Is Lebanon heading toward a new civil war? Not likely. Despite immense anger toward the system, the uprising has been relatively peaceful. The non-violent character of protest is explainable: lessons learned, positive inter-communal relations and a free society, albeit chaotic.
In the fifteen-year 1975-civil war the Lebanese formed sectarian militias for security, not religion. They struggled with bullets, not with ideas. The outcome was the devastation of infrastructure, massive loss of life, local displacement of populations, dark episodes or ethnic cleansing and migration of a quarter of the population. Past experience has taught the Lebanese that political problems are not solved with violence.

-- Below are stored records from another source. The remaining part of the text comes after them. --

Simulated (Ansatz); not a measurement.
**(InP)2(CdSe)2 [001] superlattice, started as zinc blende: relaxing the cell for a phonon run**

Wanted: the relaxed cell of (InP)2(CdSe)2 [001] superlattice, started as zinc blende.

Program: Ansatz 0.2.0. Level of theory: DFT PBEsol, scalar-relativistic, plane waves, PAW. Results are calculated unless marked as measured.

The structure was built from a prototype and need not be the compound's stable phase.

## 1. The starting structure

When political circumstances changed, the civil war ended quickly; more importantly, the people returned easily to live in mixed neighborhoods. The pace of post-war social reintegration was remarkable. Factually, the social distance between the diverse Lebanese communities depends on social class, rather than on religiosity or ethnic background. Other things equal, Christians and Muslims go to the same schools, work in the same factories and tend to live in relatively mixed neighborhoods. Despite its divisive, confessional system of power-sharing, Lebanon is relatively secular in daily life. Sectarian politics, which has plagued the country for centuries, ought not to be confused with religious fanaticism. Sectarianism is active more among politicians than at the grassroots. The current source of sectarian tension is regional, between Saudi Arabia and Iran. Since the civil war, friction has shifted from Christian-Muslim to Sunni-Shia – exploited by politicians.
Through this uprising, the people united across different religious lines to challenge a sectarian political system.
This unity-in-diversity has generated a mood for celebration. Public protest is cathartic; the demonstrators have found music, art, and humor as a medium of messaging their political ideas and for self-realization.
In addition to learning from the civil war and living in socially integrated communities, the Lebanese are used to living in relative freedom. Despite the political injustice, the economic inequity, and rampant corruption, the state has never been dictatorial. This is the only Arab country where one can curse the government and criticize high authority without going to jail.
Regardless of how long it will take to liberate governance, the people have taken the first step in rebuilding their state by uniting across religious, economic, age and gender lines. The next step in state building will be much harder as it will need political maturity, new leadership, and smart planning in order to unseat and adequately replace entrenched self-serving regimes.
The government is counting on protest-fatigue to soften the demands of the uprising. But the people, having already lost the maximum, may have nothing to lose, by remaining steadfast. Thus, the protestors may be able to outlast the government.
Since the entire political class is guilty of corruption, all those in power would be accountable, should the uprising achieve its goals. Fear of the consequences of corruption puts the government in a phase of denial.
Lebanon is blessed in one way and cursed in another: no state affecting this tiny country is eager to see it collapse; yet, no neighboring state wants it to thrive either. If it collapses, Lebanon would generate millions of refugees; and thriving, Lebanon will be a threat to its neighbors- by setting an example for good governance. In the near future, Lebanon may have to accept imperfect solutions. It may be that Lebanon will have to continue to tolerate some regional and international pressures from rival sides merely to survive.
There are limits to lessons from the past. It is time to brainstorm on how the Lebanese could stay resilient and loving as pressures of living mount.